The Writings of Carl Schurz/To Chandler P. Anderson, December 12th, 1904

TO CHANDLER P. ANDERSON

24 East 91st Street, Dec. 12, 1904.

I am very sorry I cannot comply with your kind invitation summoning me to speak at the meeting to be held in behalf of the cause of international arbitration. The appeals of that cause to the intelligence and moral sense of mankind have of late been so effectual as to put to shame the dreary pessimism which has so long stood in its way. For what else is it than downright pessimism—dull, dismal and mischievous pessimism—which, having no faith in the elevating influences of progressive civilization, insists that there always will and must be wars, and plenty of them, to satisfy the combative and brutish impulses of human nature or to keep up the virility of the human race; pessimism which, with a cynical affectation of superior wisdom, sneers at the advocates of peace as sentimental and weak-minded dreamers; which not many years ago belittled international arbitration as a feeble contrivance applicable only to petty bickerings about trifles, but not to really dangerous disputes among nations; which scoffed at the idea of a permanent international peace tribunal as a “barren ideality,” because it would have no power behind it to enforce its decisions or awards; and which incessantly conjures up imaginary dangers to our safety, to prove the necessity of constant preparation for war, and of keeping up, to this end, vast and costly armaments even in time of peace!

How does this pessimism stand in the light of day? It is true, war has not yet been abolished. But who will deny that the number of wars has grown less from century to century, and that many and many troubles, which at earlier periods would surely have led to war, have been peaceably composed? Who will deny that the abhor rence of war as the cruel scourge of mankind and as an odious relic of barbarism is growing more universal in civilized society every day, and that the terrible conflict now going on in the Far East has immensely intensified that abhorrence and bids fair to serve as a tremendous warning example for all time?

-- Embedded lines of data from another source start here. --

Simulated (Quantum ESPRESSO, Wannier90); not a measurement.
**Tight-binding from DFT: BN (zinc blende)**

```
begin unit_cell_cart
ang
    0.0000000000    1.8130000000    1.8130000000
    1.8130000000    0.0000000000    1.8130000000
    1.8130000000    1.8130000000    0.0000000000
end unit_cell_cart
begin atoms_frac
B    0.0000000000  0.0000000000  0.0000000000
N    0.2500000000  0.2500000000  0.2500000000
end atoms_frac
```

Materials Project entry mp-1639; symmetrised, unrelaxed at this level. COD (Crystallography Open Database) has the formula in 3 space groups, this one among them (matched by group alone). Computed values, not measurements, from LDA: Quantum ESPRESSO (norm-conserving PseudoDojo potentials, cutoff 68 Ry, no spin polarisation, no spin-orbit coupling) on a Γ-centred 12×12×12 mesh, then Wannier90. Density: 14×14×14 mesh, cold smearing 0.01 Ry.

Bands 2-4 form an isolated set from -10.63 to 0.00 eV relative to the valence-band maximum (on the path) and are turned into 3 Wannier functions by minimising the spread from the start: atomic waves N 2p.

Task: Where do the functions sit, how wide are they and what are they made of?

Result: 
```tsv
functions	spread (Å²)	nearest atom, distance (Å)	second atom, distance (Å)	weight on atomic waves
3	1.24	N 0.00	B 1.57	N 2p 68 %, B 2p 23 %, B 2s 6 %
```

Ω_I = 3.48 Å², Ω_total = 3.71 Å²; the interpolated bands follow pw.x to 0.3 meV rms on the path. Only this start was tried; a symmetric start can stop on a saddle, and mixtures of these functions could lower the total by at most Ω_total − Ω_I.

And now behold international arbitration, not many decades ago rarely resorted to as a doubtful experiment, become practically the “fashion” of the time, as an English statesman recently expressed it.

Behold the Hague Court of Peace, suddenly risen into practical activity as by enchantment, and turning the ridicule upon those superwise pessimists who but yesterday, as it were, pronounced such a permanent international tribunal an impossibility dreamed of only by fantastic visionaries!

Behold the prompt reference to that tribunal of such a case as the bloody attack by Russian war-ships upon British fishermen, which at a time not long past would have been very likely to set the guns of the interested Powers booming against each other without much ceremony—a case which even at this day some sincere friends of peace would have hesitated to class among those clearly fit for arbitration.

Truly, the pessimists who believe in war-ships and heavy battalions and not in the moral forces as the most potential factors in human affairs, have been strikingly belied by palpable events. The cause of peace has in its progress outstripped the forecast even of some of its leaders. We may well have faith in the enlightened intelligence and the moral sense of mankind, and in the ennobling tendencies of advancing civilization.

Indeed, there should be no doubt—and I trust there is none—of the speedy confirmation by the United States Senate of the arbitration treaties between this Republic and various Powers which are now pending before that body. There should be no doubt of it even if those treaties were less timidly limited in scope than they are. Let us have faith then—as we well may—that the day will come, and that our children, if not we ourselves, will see it, when the reference of any international dispute to the Hague Tribunal will seem as natural, as much a matter of course, as in private life the reference of a dispute about property to a court of justice is now; when any nation going to war without the extremest necessity, generally recognized, will stand dishonored in the estimation of civilized mankind, and when the spectacle of so-called “armed peace”—a spectacle which would seem ludicrous were it not so sorrowful—each Government watching with nervous anxiety every other Government that may add another battleship or battalion to its armed force, then following suit with hysterical haste, thus continuing and stimulating the ruinous competition and heaping burden after burden upon the necks of suffering peoples—will be a thing of the past to be looked back upon by a wiser generation with curious wonder at the sort of statesmanship which carried on and encouraged so wasteful and oppressive a policy, and at the patience of the peoples that so long tolerated it.

Let us hope that this Republic which, as its history proves, is so singularly blessed with entire exemption from danger of attack or hostile interference, and therefore peculiarly fitted for leadership in this movement toward a higher civilization, will never be unmindful of the duty imposed upon it by this glorious mission.